The Hove amber cup is a Bronze Age cup that was discovered in a great round barrow mound that was crudely excavated in 1856, in Hove, East Sussex, England, and is now in Hove Museum and Art Gallery. It was found during the construction of Palmeira Square. The barrow was of exceptional size and quality, suggesting a date in the mid-Bronze Age. The Hove amber cup is one of only two found in Britain; the other was in Dorset. However, the two are not of the same style of craftsmanship.
Dated to c. 1750-1550 BCE, the amber cup was found in a Wessex culture grave in a coffin made from a treetrunk. Also in the coffin were a skeleton, a Camerton (Wessex culture) type dagger, a whetstone and a small axe.
It has been associated with a small group of other “unstable” cups with round bottoms, made of precious materials and found in north-western Europe. Most are in gold, but also silver, amber and shale. The Ringlemere Cup and Rillaton Cup are the two British gold cups. The amber would have come from the Baltic region, and the group suggest early trade links between Britain and Europe.
The cup is made from a single piece of amber, and this suggests trading links between this part of Britain and the Baltic regions where such amber was extracted.
According to the original description by Barclay Philips,
In the earth with which the coffin was filled were numerous small fragments of carious bone, apparently charred, some of which were picked out; and about the centre, as if, said one of the men, they had rested on the breast of the body interred, were found the following curious relics: —
An Amber Cup, hemispherical in shape, rather deep in proportion to its width, with a “lip” or “nick,” and ornamented merely with a band of fine lines running round the outside, about half an inch from the top. There is one handle, large enough for the insertion of a finger, ornamented with a fillet on each side of the surface, which is flat, similar to that on the cup itself. From the fact of the rim not being perfectly round, and the band before mentioned not passing over the space within the handle, and its being marked off with a line at each end, seemingly cut across, we may conjecture it to have been made and carved by hand. There are two small chips in the rim.

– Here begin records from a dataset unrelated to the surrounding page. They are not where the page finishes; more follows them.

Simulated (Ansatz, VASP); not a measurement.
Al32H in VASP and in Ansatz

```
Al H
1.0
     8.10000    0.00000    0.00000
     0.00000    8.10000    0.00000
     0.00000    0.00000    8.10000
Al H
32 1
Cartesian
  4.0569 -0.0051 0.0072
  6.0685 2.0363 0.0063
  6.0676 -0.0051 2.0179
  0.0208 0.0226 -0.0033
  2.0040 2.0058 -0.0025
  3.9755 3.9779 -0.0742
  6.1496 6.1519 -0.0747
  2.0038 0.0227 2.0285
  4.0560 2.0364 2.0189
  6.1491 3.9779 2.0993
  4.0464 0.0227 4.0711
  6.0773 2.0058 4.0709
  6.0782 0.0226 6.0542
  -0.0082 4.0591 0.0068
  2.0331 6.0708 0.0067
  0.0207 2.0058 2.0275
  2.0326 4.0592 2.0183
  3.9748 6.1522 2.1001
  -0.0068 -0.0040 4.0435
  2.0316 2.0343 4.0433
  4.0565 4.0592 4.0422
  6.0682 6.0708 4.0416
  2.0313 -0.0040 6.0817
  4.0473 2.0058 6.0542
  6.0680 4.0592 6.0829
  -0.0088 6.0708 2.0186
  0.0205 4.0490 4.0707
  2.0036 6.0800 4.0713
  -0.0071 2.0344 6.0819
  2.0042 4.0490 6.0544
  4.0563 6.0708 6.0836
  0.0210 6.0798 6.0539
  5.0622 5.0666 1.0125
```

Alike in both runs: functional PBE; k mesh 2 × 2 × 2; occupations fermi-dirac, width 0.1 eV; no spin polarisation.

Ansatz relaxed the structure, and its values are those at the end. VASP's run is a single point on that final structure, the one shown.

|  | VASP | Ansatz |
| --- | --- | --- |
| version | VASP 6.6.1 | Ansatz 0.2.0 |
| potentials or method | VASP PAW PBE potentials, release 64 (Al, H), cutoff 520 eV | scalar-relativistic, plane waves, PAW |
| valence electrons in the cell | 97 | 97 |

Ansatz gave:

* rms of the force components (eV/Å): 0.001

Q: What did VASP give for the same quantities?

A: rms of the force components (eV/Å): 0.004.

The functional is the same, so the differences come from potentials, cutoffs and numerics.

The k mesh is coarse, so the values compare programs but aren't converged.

That on the left of the handle is fresh, and was caused by the man who found the cup accidentally striking it, as he told me, with his spade, when he first came upon it; that on the right is not so large, but is ancient, as is shown by its appearance. The cup is perfectly smooth inside and out, excepting where the earth in which it was buried still adheres to the surface; but since its exhumation the amber has cracked slightly in every part. On the cup being lifted by the handle, this broke into two pieces, having received a blow from the workman’s spade, but fortunately the fragments fit very exactly, and I have therefore easily repaired it.